Do The Robot: How Publishers Dodge The Spiders

Content protectionism is heating up. After Rupert Murdoch last year complained about sites that “steal” News Corp (NYSE: NWS) stories, his UK papers this week stopped the British aggregator NewsNow from indexing their sites.

These big walls are being built with one small file – the robots.txt exclusion standard, which lets website owners like News Corp dictate how search sites crawl around them.

Google (NSDQ: GOOG) specifically advises any copy-averse publishers to roll out the robots. And, toward some search engines (though not yet to Google), News Corp is doing just that. Here’s how Murdoch is already using the protocol to block more than just NewsNow – and how other publishers are deploying robots.txt, too…

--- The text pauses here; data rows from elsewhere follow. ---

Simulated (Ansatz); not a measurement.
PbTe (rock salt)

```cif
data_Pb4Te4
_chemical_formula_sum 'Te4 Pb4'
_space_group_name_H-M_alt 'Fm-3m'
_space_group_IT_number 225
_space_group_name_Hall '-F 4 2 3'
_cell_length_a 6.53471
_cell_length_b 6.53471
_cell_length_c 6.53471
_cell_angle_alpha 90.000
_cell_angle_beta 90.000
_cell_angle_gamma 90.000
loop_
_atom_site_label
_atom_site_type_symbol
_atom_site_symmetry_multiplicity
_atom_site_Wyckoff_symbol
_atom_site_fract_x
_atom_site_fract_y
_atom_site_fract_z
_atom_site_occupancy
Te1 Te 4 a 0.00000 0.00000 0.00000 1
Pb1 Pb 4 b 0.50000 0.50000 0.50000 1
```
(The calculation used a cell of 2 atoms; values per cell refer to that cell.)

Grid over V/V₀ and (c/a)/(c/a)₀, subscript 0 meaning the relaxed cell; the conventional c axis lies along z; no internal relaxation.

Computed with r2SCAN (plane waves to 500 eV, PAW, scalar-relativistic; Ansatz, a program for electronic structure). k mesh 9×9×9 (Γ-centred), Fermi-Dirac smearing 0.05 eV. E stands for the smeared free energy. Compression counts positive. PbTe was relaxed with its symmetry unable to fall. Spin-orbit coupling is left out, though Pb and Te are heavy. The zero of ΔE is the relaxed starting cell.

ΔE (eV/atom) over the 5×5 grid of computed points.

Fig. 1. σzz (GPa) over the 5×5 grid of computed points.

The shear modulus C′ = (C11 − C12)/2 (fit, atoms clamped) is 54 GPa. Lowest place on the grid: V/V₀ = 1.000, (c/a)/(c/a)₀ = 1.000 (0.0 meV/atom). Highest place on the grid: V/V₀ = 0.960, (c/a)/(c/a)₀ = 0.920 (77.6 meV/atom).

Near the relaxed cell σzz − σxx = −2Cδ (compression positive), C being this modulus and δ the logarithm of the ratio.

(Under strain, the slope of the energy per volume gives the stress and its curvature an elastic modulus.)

Times Online, Sun Online and NOTW.co.uk: All now block…
NewsNow
— The Alexa search engine
— discussion search engine Omgili
— Web spider WebVac, used by Stanford University
WebZip, an application to save entire websites offline
PicSearch, a Swedish image search site

WSJ.com: Blocks only MSNPTC 1.0, a spider believed to be for Microsoft’s adCenter which is also barred by Marketwatch.com.

New York Post: Blocks MetaCarta, a service that crawls news stories to extract geographic information for placing on maps and services.

Other habits…

— None of the other main UK newspaper sites (Guardian.co.uk, Telegraph.co.uk, Mail Online, Independent.co.uk and Mirror.co.uk) outright block any search services.

— But some don’t want to show off their mobile versions – Telegraph.co.uk blocks crawling of its cut-down story pages, and FT.com blocks Google’s mobile spider.

Mirror.co.uk uses robots.txt to hide several racy stories that it seems to have removed for legal reasons.

NYTimes.com: Blocks everyone from indexing content it publishes from numerous syndication partners (including paidContent.org) – and doubles up its wall against Google for this purpose by issuing duplicate “disallow” commands toward Googlebot. Also makes a specific point of clearing Google’s AdSense to crawl the site.

WashingtonPost.com: Stops many spiders from crawling photos, syndicated stories, audio and video files, text files and files that make up individual parts of story pages.

USAToday.com: Blocks everyone from crawling sports stories from before 1999, old Election 2008 pages and numerous system files.